Same could be said for the Home Opener that supposedly revealed some fatal flaw in the Mets…the same Mets who were now 7-3 and all alone in first place.

The Mets of 1986 had been written off prematurely and swept the Phillies.

The Mets of 1986 faced a painful Pittsburgh reminder of their 1985 shortcomings and dispatched it and Pitt with flair, then ease.

The Mets of 1986 were now the 1986 Mets. They were hot, they held a lead and they were headed for Busch Stadium.

This was gonna get good.

We may be the last Metsian blog to plug this thing, and judging by our in-box, where five thoughtful e-mails alerting us to it sit, everybody else in the world knows about it already. But if you’re still in the dark, check out what can only be called an unreal re-enactment of the greatest moment in all of human history.

Life Is Just a Fantasy…

No, not a fantasy of 8-1 or 21-1 or 161-1, though I'm happy to indulge in those. And no, we're not talking about '80s cheese-rock hits, though if you now have Aldo Nova stuck in your head, I apologize. (Unless you're now air-guitaring up a storm, in which case you're welcome. And I'll now avert my eyes.)

I'm talking about fantasy baseball, which sucked me back in last year after 14 years in recovery. Fantasy baseball is a lot easier than it was in 1989, when as commissioner I would lose every Wednesday night (In New Orleans! In the summer! When I was 20!) to compiling stats using USA Today's stats. Now it's all done at the speed of light, with no arguing about whose waiver-wire claim made the answering machine first or who jumped the gun on that pitcher just called up from the minors.

But for all that, one thing hasn't changed: I'm still a ridiculous homer when it comes to assembling a fantasy team. And because of that, I'll never win. And I don't care.

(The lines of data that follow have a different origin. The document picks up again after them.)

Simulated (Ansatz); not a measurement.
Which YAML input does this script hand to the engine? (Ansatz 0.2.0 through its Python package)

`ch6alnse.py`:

In 1989 my sole mission in our $260 league was to have Gregg Jefferies, whose MVP rookie season for the Mets was assured and obviously destined to be followed by his presiding over the peaceful dissolution of the Soviet Union and helping us all ascend to Heaven. I don't remember how much I paid for him, but we all can guess it was too much. Oddly, I don't remember which other Mets I had on that team — I have vague recollections of a bidding war for David Cone, one I probably lost because I'd already blown my money on Jefferies. The rest of the Jaison D'Etres? I enjoyed Jeff Bagwell's rookie year and got decent production out of a young Luis Gonzalez, but my roster was mostly given over to the likes of Luis Salazar and Randy Tomlin. Long season.

I played for the rest of my college career, something I came to regret for the usual youth-is-wasted-on-the-young reasons. Those were years I could hang around with my friends eating long, extended lunches and dinners, with youthful metabolisms keeping us from ballooning to truly Vaughnesque proportions and an ever-shifting cast of pals — including smart, cute women — coming by to chat. And when they did, we'd be saying things like, “Von Hayes went 3-for-4 last night, but the rest of my lineup went 3-for-36 with only 2 RBIs!” Which is basically like spraying girl repellent in a 20' radius.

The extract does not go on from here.